It may be able to play all the music that’s ever existed while also fitting into your (sensible) pocket, but smartphones actually have a relatively small amount of storage space. An SD card will help to conserve that storage space, but also transferring your photos to main storage can help.
Plugging it in Wrong
USBs only seem to plug in on the third go. You try plugging it in, turn it over and try again, then turn it over again and it works. Why this happens is still a mystery, but it can be easy to get frustrated and jam the plug into the port. If this happens take a breath, have a lie down, make a cup of tea or do whatever you need to do to approach the issue with care, because the USB, particularly micro-USBs, are delicate and are literally your phone’s lifeline.
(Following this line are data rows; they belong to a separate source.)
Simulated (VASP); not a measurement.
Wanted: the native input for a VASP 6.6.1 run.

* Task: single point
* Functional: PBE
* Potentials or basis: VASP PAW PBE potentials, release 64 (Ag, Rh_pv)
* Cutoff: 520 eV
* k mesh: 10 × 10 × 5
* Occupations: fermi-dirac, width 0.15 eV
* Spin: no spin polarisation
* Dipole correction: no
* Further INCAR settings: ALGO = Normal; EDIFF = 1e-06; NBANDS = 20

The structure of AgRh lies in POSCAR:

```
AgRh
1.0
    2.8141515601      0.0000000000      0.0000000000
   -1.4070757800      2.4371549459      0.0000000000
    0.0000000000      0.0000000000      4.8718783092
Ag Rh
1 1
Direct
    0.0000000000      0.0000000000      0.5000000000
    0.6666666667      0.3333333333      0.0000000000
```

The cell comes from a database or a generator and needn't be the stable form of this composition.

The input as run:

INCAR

Rooting your smartphone allows you to have privileged control over your phone’s subsystems. But this is high-level, only advisable for the techies among us. It may be tempting to use some very easy and accessible software tools to make rooting a doddle, but even then if you don’t know what you’re doing you might end up with an expensive, shiny device for fixing uneven table legs.
ROM (Like CD-ROM. Ask your parents) is a way of adding functionality to your phone. You can ‘flash’ ROM onto your phone, effectively burning it into the software. But you should be wary of any activity involving your phone and burning. If you flash the wrong kind of ROM onto your phone, it’s toast.
Malware is no small matter. It can damage your phone and also allow hackers to get access to very sensitive information, including your location at various times in the day and any passwords you might use. You can never be sure that you’re fully protected from malware, but you can take precautions including downloading security apps. But make sure that they’re legitimate security apps from trusted sources, and not themselves malware.